College graduate poll looks beyond salary at happiness in life and work

 

McClatchy Washington Bureau

A new study tracking nearly 30,000 college graduates finds it’s how a person uses time in college, not the type of school attended, that will have an impact on the quality of a lifetime of work and personal wellbeing.

The survey by Gallup and Purdue University also showed that Americans have a long way to go to make better use of their college years.

There have been few large-scale studies of college graduates, and most of them look at salaries, said Brandon Busteed, Gallup’s executive director of education. The Gallup and Purdue study was unique for taking a broad look across the country at other aspects of the quality of life, he said.

The survey found no difference in workplace and life outcomes between people who went to public and private schools or highly selective schools and the rest. There was one exception, however: Those who attended for-profit institutions fared less well on both personal and employment measures.

The survey asked respondents about five aspects of personal life: Whether they liked what they did every day; felt safe and liked where they lived; were healthy and had enough energy; had support and love; and could manage their income and expenses in order to reduce stress and increase a sense of security.

The survey found only 11 percent said they were doing well in all five, and more than one in six were not thriving in any.

It also measured what Gallup called “workplace engagement,” a predictor of job performance. The report on the survey said workplace engagement includes “being intellectually and emotionally connected with their organizations and work teams because they are able to do what they’re best at, they like what they do at work, and they have someone who care about their development at work.”

The survey found 39 percent of college graduates are “engaged at work.”

The study also found that those who had a professor who cared about them as a person, a professor who made them excited about learning and a mentor who encouraged them, the odds of being engaged at work doubled, and the chance of thriving in personal wellbeing tripled. But only 14 percent of respondents said they’d had all three.
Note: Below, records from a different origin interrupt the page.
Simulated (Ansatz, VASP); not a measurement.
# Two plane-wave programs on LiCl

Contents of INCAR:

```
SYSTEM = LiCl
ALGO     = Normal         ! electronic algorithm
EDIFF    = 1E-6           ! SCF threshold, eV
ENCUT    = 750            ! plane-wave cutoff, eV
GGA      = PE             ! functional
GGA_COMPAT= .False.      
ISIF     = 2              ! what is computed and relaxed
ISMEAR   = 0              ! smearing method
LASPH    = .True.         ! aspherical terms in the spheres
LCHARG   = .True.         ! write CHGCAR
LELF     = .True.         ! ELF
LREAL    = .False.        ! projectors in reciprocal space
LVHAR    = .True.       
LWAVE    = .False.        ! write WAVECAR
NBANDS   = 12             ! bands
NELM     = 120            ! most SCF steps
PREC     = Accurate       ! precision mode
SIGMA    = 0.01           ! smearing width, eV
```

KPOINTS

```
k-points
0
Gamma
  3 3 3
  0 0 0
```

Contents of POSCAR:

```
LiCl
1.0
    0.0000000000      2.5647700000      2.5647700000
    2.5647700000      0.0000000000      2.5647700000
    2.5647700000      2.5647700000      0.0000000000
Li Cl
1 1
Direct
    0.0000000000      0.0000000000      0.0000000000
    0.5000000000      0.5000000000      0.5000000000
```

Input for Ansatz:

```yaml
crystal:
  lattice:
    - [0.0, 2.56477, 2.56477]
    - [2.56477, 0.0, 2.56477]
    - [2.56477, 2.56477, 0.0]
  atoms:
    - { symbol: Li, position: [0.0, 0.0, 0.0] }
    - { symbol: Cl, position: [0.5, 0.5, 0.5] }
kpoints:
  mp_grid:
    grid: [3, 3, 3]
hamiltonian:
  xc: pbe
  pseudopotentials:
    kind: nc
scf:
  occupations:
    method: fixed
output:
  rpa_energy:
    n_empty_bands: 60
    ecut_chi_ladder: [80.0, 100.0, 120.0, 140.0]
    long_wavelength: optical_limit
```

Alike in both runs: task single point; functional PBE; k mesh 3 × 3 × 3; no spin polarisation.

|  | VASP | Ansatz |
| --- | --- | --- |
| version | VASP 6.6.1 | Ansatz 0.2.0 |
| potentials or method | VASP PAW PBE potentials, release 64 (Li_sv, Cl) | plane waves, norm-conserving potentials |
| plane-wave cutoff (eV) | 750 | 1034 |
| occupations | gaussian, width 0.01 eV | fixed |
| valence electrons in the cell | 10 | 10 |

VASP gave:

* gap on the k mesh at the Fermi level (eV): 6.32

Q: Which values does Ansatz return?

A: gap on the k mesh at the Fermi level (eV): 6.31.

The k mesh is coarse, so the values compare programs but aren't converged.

It also asked whether those surveyed had had internships or jobs that allowed them to apply what they learned in the classroom, had been involved in extracurricular activities, and had worked on a project that took a semester or more to complete. Only 6 percent said they’d done all three.

And only 3 percent said their college experience included all six of these categories about support and experience.

“When college is done right it has a profound impact on your life and career,” Busteed said. “But that’s not happening for most college graduates.”